Similarly, teach the older women to live in a way that honors God. They must not slander others or be heavy drinkers.Instead, they should teach others what is good. These older women must train the younger women to love their husbands and their children, to live wisely and be pure, to work in their homes, to do good, and to be submissive to their husbands. Then they will not bring shame on the word of God. Titus 2:3-5
I have had to resign to the fact that I can’t do it all. I have had to say no to church events, ladies days, PTO dinners to volunteering in the community. I even sent my husband to parent/teacher conferences. Part of me feels derelict in my duties . The other part of me feels quite refreshed.
A couple of years ago a friend read a quote to me from a book that she was reading. The idea was, that during the season of your life when you are raising children, THEY are your ministry. At the time I thought yeah, that’s good for most people, but most people don’t have to do the things that I HAVE to do.
But as time went on, and my responsibilities increased, and so did the number of children, I realized that lady was right. I have a son in middle school who needs me to attentively listen about his day. I have a 3rd grade daughter who needs me help her navigate friendships and study spelling words. I have a 2nd grade daughter who needs lots of affection after a long day at school. I have a preschooler who needs me to read books, sing songs, and nap with her. I have a toddler… who well… needs a lot of me. And I have a new-born son who needs me to rock him, nurse him, change him, and snuggle him.

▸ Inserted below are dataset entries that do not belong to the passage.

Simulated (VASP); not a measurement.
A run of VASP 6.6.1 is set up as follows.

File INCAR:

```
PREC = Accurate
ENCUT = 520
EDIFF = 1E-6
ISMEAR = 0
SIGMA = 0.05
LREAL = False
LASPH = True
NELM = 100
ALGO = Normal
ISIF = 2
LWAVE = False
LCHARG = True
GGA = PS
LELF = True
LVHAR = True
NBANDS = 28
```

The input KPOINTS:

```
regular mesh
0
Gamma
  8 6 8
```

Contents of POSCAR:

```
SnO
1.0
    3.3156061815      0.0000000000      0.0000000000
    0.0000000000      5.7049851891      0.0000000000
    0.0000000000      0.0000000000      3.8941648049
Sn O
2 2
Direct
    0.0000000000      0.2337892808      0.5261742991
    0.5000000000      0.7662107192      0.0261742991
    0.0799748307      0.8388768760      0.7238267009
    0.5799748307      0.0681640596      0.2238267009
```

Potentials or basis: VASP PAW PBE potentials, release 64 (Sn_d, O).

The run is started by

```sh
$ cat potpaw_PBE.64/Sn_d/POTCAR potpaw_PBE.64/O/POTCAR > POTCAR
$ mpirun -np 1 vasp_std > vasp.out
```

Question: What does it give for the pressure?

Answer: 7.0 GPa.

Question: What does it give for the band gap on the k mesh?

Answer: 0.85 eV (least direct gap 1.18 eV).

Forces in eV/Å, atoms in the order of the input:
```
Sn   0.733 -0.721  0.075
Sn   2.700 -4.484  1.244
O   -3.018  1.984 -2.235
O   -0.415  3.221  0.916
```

They all desperately need me to pray for them. I need to pray for their protection from harm and evil. I need to pray for them to grow healthy bodies, firm minds and tender spirits. I need to pray for the direction of their lives, their futures, and their goals. I need to pray that they find their unique gifts that God has placed within each of them to glorify him. I need to pray for them and with them too. They need to see me open my heart and pour it out before the throne of God.
I need to open the holy scriptures with them. I need show them God’s answers for their dilemmas. I need to fortify their hearts with divine truth because they will be assaulted with the lies of Satan over and over again. I need to be resolved to live the word to them as I teach it.
I need to do all these things and have fun doing it. I need to rejoice in the life the Lord has given us. I need to bring the joy of the Lord into our home. I need to focus my children on praising God through every we do.
I have been given a high calling, a divine calling, to be a mom. And I one day I will meet my Creator and give an account for the way I returned these children back to him. So when all my real responsibilities are adequately covered, I may have time to expand my ministry again. But for now… I think this is right where God wants me.
Listen, O Israel! The Lord is our God, the Lord alone. And you must love the Lord your God with all your heart, all your soul, and all your strength. And you must commit yourselves wholeheartedly to these commands that I am giving you today. Repeat them again and again to your children. Talk about them when you are at home and when you are on the road, when you are going to bed and when you are getting up. Tie them to your hands and wear them on your forehead as reminders. Write them on the doorposts of your house and on your gates.